Written By: Observer Staff
Article Date: Nov 29, 2012 - 9:35:30 PM
Saleh with Benomar during a recent meeting in Sana'a.
The party of former president Saleh has refused the number of delegates assigned to it by the UN envoy for the National Dialogue Conference. Former president Saleh said the current seats assigned to his party by Benomar for the Dialogue is “unacceptable”, as reached by the party meeting hours ago, said Saleh’s media advisor.
Ahmed al-Sofi said “The current distribution makes the GPC a minority which is unacceptable,” he said, after ending a meeting of the GPC senior leaders regarding the matter.

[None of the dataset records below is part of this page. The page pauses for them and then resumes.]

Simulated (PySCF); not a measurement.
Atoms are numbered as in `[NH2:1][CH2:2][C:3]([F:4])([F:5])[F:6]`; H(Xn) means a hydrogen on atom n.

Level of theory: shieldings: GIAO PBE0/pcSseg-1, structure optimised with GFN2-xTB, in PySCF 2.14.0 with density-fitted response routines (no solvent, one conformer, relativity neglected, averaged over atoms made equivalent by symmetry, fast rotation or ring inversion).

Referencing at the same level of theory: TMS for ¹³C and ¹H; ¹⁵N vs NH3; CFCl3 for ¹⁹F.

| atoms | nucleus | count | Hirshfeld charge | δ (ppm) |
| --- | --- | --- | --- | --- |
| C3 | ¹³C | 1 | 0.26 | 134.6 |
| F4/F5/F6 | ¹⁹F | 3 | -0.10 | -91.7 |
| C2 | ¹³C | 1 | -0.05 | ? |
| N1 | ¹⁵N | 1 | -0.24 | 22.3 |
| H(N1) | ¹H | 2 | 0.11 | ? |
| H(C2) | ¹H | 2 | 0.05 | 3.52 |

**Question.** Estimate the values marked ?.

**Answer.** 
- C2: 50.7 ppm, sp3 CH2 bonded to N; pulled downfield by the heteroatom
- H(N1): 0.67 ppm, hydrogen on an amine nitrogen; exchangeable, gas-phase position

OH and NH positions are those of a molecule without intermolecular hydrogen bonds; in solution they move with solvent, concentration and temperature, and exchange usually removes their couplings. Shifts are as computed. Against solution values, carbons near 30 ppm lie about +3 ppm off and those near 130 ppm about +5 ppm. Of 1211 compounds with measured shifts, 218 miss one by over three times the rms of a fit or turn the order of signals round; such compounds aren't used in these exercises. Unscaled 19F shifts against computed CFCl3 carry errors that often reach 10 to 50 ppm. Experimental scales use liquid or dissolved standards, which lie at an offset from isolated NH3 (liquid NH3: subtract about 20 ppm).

“Our stand (from the delegates) won’t be determined until the seats assigned to the NGOs and the standards for representation of those NGOs are defined. There’s also president’s [Hadi] share [62 seats],” said al-Sofi.
Al-Sofi said that the 182 seats, assigned to Youth, women with 40 for each, as well as Hadi’s share of 62, is still “questionable”.
But al-Sofi said that if Hadi allocates his share to his party, and the other seats assigned to NGOs are defined “then it’s reasonable.”
He said that there’s going to be further discussion and meetings which will determine the distribution.
Al-Sofi denied that Saleh refused to meet Benomar, as reported in local media, for his party cited grievances over the distribution. “He [Saleh] was ill but eventually he met with Benomar before he left for the airport,” al-Sofi said.
Jamal Benomar, the UN special envoy to Yemen, announced last Wednesday the allocation of seats of all the political parties which will take part in the conference to discuss constitutional reforms ahead of the parliamentary and presidential election scheduled for 2014.
The Technical Committee tasked with preparing the conference had asked Benomar to allocate the seats for the different groups after it failed to reach an agreement.
The agreement gave Saleh’s party, the General People’s Congress (GPC) and its allies 112 seats out of 565 assigned for all the other parties.
GPC had initially refused the idea of Benomar distributing the seats.
The Southern Movement, seeking separation from the north, was given 85 seats after they had refused to participate in the conference which is set to convene on 15 November.
Islah Party, the main former opposition party now leading the government, had 50 seats and President Hadi had 62 vacant seats to nominate.
Benomar said that all parties in Technical Committee agreed to total southern representation of 50 percent of seats.
The conference will mark the important second phase of the U.S.-backed GCC deal which was signed last year.